In recent years firms have stuffed a lot more money into their final-salary pension schemes. With a fair wind from more favorable markets, that helped to plug the big deficits that had emerged.
Now it turns out that some of the improvement may be illusory. The Pensions Regulator said this week in a consultation paper that it will insist on tougher assumptions about longevity trends when the trustees responsible for the schemes get actuarial valuations. The new guidance will increase pension liabilities.
Actuaries have been caught out by startling falls in death rates among older people. In the 1980s life expectancy for men aged 65 rose by a year. In the 1990s it went up by two years, and official forecasts suggest that it will increase by 2.5 years in the current decade. Gains for women aged 65, who live longer than men, have been less dramatic -an extra year a decade in the 1980s and 1990s -but they have also picked up, to 1.5 years, in the 2000s.

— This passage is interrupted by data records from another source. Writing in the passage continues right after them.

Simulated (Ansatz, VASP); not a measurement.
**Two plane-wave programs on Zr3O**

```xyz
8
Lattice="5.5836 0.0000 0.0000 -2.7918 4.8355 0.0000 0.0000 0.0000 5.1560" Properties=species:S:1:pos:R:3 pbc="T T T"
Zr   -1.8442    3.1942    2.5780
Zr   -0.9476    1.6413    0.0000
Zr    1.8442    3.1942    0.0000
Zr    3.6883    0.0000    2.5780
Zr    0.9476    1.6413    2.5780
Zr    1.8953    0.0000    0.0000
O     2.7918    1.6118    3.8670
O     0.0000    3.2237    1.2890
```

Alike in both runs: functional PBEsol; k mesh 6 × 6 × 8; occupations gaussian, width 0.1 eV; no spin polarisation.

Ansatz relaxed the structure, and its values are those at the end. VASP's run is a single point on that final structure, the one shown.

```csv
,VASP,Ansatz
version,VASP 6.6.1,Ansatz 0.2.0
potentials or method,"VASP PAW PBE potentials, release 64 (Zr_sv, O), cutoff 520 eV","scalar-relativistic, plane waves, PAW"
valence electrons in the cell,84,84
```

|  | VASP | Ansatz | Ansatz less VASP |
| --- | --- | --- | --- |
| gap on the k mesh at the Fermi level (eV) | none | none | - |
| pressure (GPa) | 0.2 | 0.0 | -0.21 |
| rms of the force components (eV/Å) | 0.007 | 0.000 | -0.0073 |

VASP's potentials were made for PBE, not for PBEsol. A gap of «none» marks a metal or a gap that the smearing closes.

These big improvements reflect especially steep falls in death rates for people born between 1920 and 1945. A crucial question is how much longer this "golden cohort" will lead the way to lower mortality. According to the regulator, 55% of pension schemes have been assuming that the big declines in death rates will taper away to more normal falls by 2020; 11% that they will fade by 2010; and virtually all the others have paid no heed to the phenomenon.
The watchdog wants schemes to pick 2040 as the date when the golden cohort’s super-fast mortality reductions draw to an end. It is also serving notice on valuations that assume an eventual end to improvements in longevity. Instead they should allow for future falls in death rates of at least 1% a year. The scope for further gains in life expectancy is clear in the gap between Britain and other countries where longevity is higher, especially for women.
The new guidance may be more realistic but it will be a cold shower for firms with finalsalary schemes. It will raise life expectancy assumptions for people retiring today by two to three years. According to the regulator, an increase of a year pushes up pension-scheme liabilities by 2.5%, which suggests that they would rise by between 5% and 7.5%. Some accountancy firms even think that the liabilities will rise by as much as 10%.
The watchdog’s tough line on longevity is not the only worry for firms with final-salary schemes. In a recent discussion paper, the Accounting Standards Board called for the discount rate, which is used to calculate the present value of future pensions, to be based on government rather than high-quality corporate bonds. This would push up pension-scheme liabilities, which vary inversely with the discount rate, because gilts are safer than company debt and so have a lower yield.
Like the regulator’s guidance on longevity, the ASB’s proposal injects realism. If companies generally become more likely to default, then corporate-bond spreads -the extra interest they pay compared with gilts -will rise. Perversely, that will shrink pension-plan liabilities even though the firms backing the schemes have become less creditworthy.
It will take several years for the ASB’s new approach, if adopted, to affect company accounts. Yet, together with the regulator’s move on longevity, the reform could have an unfortunate consequence for pension-scheme members. More firms may conclude that maintaining a defined-benefit scheme -even one closed to new members -is the financial equivalent of running up the down escalator.

According to the passage, what role do the trustees responsible for the schemes play().

A. They issue notice on actuarial valuations that assume an end to improvements in longevity.
B. They help the regulator make tougher assumptions about longevity trends.
C. They appraise demographic change in order to estimate future liabilities.
D. They reflect steep falls in death rates for people born between 1920 and 1945.